Subject: [PATCH 1/2] mlx4: allow device removal by fixing dma unmap size

After opening the network interface, Mellanox ConnectX device cannot be
removed by hotplug because it has not properly unmapped all DMA memory.

It happens that mlx4_en_activate_rx_rings overrides the variable that
keeps the size of the memory mapped.

This is fixed by passing to mlx4_en_destroy_rx_ring the same size that is
given to mlx4_en_create_rx_ring.

After applying this patch, hot unplugging the device works after opening
the interface.

Signed-off-by: Thadeu Lima de Souza Cascardo <[email protected]>
---
drivers/net/ethernet/mellanox/mlx4/en_netdev.c | 3 ++-
drivers/net/ethernet/mellanox/mlx4/en_rx.c | 4 ++--
drivers/net/ethernet/mellanox/mlx4/mlx4_en.h | 3 ++-
3 files changed, 6 insertions(+), 4 deletions(-)

diff --git a/drivers/net/ethernet/mellanox/mlx4/en_netdev.c b/drivers/net/ethernet/mellanox/mlx4/en_netdev.c
index 467ae58..149e60d 100644
--- a/drivers/net/ethernet/mellanox/mlx4/en_netdev.c
+++ b/drivers/net/ethernet/mellanox/mlx4/en_netdev.c
@@ -892,7 +892,8 @@ void mlx4_en_free_resources(struct mlx4_en_priv *priv)

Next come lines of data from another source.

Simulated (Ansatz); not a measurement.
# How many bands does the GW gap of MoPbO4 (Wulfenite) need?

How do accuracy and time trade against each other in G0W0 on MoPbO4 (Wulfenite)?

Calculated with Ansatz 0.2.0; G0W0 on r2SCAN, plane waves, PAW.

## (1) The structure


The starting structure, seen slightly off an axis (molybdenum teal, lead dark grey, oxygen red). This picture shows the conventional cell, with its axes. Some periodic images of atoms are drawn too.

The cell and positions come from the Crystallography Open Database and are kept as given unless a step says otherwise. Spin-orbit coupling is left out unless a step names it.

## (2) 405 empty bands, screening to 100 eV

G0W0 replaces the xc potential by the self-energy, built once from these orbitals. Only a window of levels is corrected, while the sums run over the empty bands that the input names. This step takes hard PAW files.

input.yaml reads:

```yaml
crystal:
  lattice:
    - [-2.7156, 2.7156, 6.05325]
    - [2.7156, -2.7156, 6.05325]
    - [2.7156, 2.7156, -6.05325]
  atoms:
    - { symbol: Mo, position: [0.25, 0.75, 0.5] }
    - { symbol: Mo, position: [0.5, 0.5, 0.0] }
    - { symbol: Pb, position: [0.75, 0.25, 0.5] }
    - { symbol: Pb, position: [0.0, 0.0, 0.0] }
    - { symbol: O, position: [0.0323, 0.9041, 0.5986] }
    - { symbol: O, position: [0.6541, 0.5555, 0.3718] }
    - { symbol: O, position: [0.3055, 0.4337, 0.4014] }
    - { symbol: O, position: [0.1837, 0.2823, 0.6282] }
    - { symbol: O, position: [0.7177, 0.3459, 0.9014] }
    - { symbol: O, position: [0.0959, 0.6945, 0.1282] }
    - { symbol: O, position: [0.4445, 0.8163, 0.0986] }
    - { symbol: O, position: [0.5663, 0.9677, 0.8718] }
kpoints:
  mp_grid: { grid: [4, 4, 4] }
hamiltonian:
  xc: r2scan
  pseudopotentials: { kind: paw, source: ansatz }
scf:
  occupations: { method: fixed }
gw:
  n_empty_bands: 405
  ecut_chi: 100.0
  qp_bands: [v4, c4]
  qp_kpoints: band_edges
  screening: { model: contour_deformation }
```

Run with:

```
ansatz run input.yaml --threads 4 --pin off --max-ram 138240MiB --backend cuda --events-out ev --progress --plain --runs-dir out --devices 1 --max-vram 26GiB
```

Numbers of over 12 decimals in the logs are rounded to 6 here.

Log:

for (i = 0; i < priv->rx_ring_num; i++) {
if (priv->rx_ring[i].rx_info)
- mlx4_en_destroy_rx_ring(priv, &priv->rx_ring[i]);
+ mlx4_en_destroy_rx_ring(priv, &priv->rx_ring[i],
+ priv->prof->rx_ring_size, priv->stride);
if (priv->rx_cq[i].buf)
mlx4_en_destroy_cq(priv, &priv->rx_cq[i]);
}
diff --git a/drivers/net/ethernet/mellanox/mlx4/en_rx.c b/drivers/net/ethernet/mellanox/mlx4/en_rx.c
index 971d4b6..d1c631e 100644
--- a/drivers/net/ethernet/mellanox/mlx4/en_rx.c
+++ b/drivers/net/ethernet/mellanox/mlx4/en_rx.c
@@ -380,12 +380,12 @@ err_allocator:
}

void mlx4_en_destroy_rx_ring(struct mlx4_en_priv *priv,
- struct mlx4_en_rx_ring *ring)
+ struct mlx4_en_rx_ring *ring, u32 size, u16 stride)
{
struct mlx4_en_dev *mdev = priv->mdev;

mlx4_en_unmap_buffer(&ring->wqres.buf);
- mlx4_free_hwq_res(mdev->dev, &ring->wqres, ring->buf_size + TXBB_SIZE);
+ mlx4_free_hwq_res(mdev->dev, &ring->wqres, size * stride + TXBB_SIZE);
vfree(ring->rx_info);
ring->rx_info = NULL;
}
diff --git a/drivers/net/ethernet/mellanox/mlx4/mlx4_en.h b/drivers/net/ethernet/mellanox/mlx4/mlx4_en.h
index 35f0884..d60335f 100644
--- a/drivers/net/ethernet/mellanox/mlx4/mlx4_en.h
+++ b/drivers/net/ethernet/mellanox/mlx4/mlx4_en.h
@@ -528,7 +528,8 @@ int mlx4_en_create_rx_ring(struct mlx4_en_priv *priv,
struct mlx4_en_rx_ring *ring,
u32 size, u16 stride);
void mlx4_en_destroy_rx_ring(struct mlx4_en_priv *priv,
- struct mlx4_en_rx_ring *ring);
+ struct mlx4_en_rx_ring *ring,
+ u32 size, u16 stride);
int mlx4_en_activate_rx_rings(struct mlx4_en_priv *priv);
void mlx4_en_deactivate_rx_ring(struct mlx4_en_priv *priv,
struct mlx4_en_rx_ring *ring);
--
1.7.4.4


Subject: [PATCH 2/2] mlx4: fix DMA mapping leak when allocation fails

mlx4_en_prepare_rx_desc does not correctly clean up after it finds an
allocation failure. It should unmap a page before calling put_page, but
it only calls the later.

This bug would prevent a device removal using hotplug after setting the
device MTU to 9000 and opening the network interface. After the fix, we
still see the allocation failure with MTU 9000, but we are able to
remove the device.

Signed-off-by: Thadeu Lima de Souza Cascardo <[email protected]>
---
drivers/net/ethernet/mellanox/mlx4/en_rx.c | 6 +++++-
1 files changed, 5 insertions(+), 1 deletions(-)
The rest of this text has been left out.